Properties and requirements of electronic and paper data.*

img-ALTv_17.gif

Raw data in an electronic format are also easily ingested into electronic data storage platforms or databases (see Question 5). Emerging data collection mobile platforms (e.g., ESRI Survey123, Open Data Kit) allow for cloud-based data upload and automated data submission. Additionally, a comprehensive data capture and data storage workflow can make rangeland data more readily available for use in data-supported decision-making and research. We anticipate that the availability of electronic data capture applications and central data repositories will continue to increase and become integral to rangeland data collection.

5. How are the data stored and maintained?

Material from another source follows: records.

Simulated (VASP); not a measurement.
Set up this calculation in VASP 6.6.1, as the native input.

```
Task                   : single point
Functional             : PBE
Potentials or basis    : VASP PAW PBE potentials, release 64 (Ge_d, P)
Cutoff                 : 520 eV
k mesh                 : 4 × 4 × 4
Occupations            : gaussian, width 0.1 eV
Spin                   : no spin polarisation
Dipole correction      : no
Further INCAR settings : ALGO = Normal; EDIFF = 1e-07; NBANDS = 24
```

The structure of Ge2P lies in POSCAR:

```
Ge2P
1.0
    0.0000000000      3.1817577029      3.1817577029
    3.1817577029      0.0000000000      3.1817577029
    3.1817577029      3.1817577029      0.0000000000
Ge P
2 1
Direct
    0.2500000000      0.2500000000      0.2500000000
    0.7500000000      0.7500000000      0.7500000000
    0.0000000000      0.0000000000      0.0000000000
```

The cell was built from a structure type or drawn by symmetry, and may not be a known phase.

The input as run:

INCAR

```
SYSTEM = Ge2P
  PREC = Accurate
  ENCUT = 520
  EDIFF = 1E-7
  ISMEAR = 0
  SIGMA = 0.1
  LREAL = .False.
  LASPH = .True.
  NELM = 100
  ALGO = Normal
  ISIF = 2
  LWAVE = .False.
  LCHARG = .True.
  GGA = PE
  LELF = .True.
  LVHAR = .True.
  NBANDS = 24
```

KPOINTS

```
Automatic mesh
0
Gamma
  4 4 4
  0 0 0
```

Proper data management before, during, and after a study is one of the most critical, and often overlooked, parts of data quality.36 Improper data management can lead to loss of data, reduced inference, misleading conclusions, improper exposure of personally identifiable information, an erosion of trust in the data (by stakeholders or the public), and inability for others to use data in both the short- and long-term.27 Rangeland data includes raw data (see Question 4), as well as calculated indicators or variables, sample design information, interpreted data, additional tables (e.g., crosswalk tables or those with site level information), geospatial data, and analysis datasets (e.g., benchmarks). Planning for data management includes identifying standard formats for field types (e.g., date, text, integer formats), creating naming conventions, and setting up file and folder structures, backup plans, and security for protected and personally identifiable information.20,27

Recent technological and practical advances enable data management to proceed more quickly and efficiently than ever before.32 These advances include practical guidance on structuring data as “tidy data,” where each observation unit is a row, each variable is a column, and each observation is a cell.22 Although open-source text files and spreadsheets like Microsoft Excel may be used for storing and visualizing rangeland data, relational databases, such as the ESRI file geodatabase and Microsoft Access, open source databases such as MySQL, and enterprise versions of these databases (e.g., SQL Server, Postgres) allow users to link different kinds of tidy data together in a coherent structure. Relational databases 1) improve storage and access to data by allowing users to efficiently organize and search the database, 2) support complex queries and calculations that present the data in different ways, 3) visualize the data from multiple different viewpoints to aid in the QA&QC and analysis processes, and 4) centralize data across data collectors and over time.37

Data management and storage systems also make it easier to share and standardize data, either directly with partners, via web services, or to data repositories. In addition to storing raw, calculated, and analyzed data, data management also includes curating metadata. Metadata enables the reusability of data by providing managers and researchers with the needed information to interpret and use data. Standardized data formats and metadata documentation (e.g., FGDC, ISO, EML) are most useful when they include data history records, a data dictionary of field name meanings, documented known errors, spatial projection (e.g., NAD83), and date format (e.g., ISO 8601) to guide appropriate use of the data. Metadata provide a validation of data quality to others (see Question 8), thus metadata are a core component of any dataset.21

Figure 3.

Calibration (Question 7) is an important process to minimize observer variability in the line-point intercept method (A), especially when the true value is not known or is difficult to measure.12 For successful calibration in the BLM AIM and the NRCS NRI programs, the line-point intercept absolute range of variability among observers should be less than or equal to 10% (B).12,50 Photo courtesy of Rachel Burke

img-z6-1_17.jpg

Box 1

Calibration among data collectors

Calibrating data collectors is the primary control on detecting and reducing observer variability in rangeland data collection (see Question 7). Calibration among data collectors, as used by the AIM program, addresses observer and measurement error during data collection. It acts as a mechanism of quality assurance by providing time for data collectors to discuss discrepancies in data and clarify differences in protocol interpretation. Data collection begins only after all data collectors are calibrated. Results of AIM calibration exercises (Fig. 3) are used to identify sources of error and protocol misinterpretations, which allows data collectors and project managers to improve training, protocols, and QA&QC practices to mitigate those specific issues. Calibration data from regional AIM training sessions helps observers and instructors identify areas of improvement prior to data collection (Fig. 3). Each observer records measurements on the same transect and those observations are compared. If the range of variability among observers is less than the tolerance range (e.g., 10% for line-point intercept), the calibration is successful and formal data collection may begin. If observers do not successfully calibrate on all indicators for a method, observers discuss the results, identify sources of confusion, and repeat the calibration exercise on a new transect.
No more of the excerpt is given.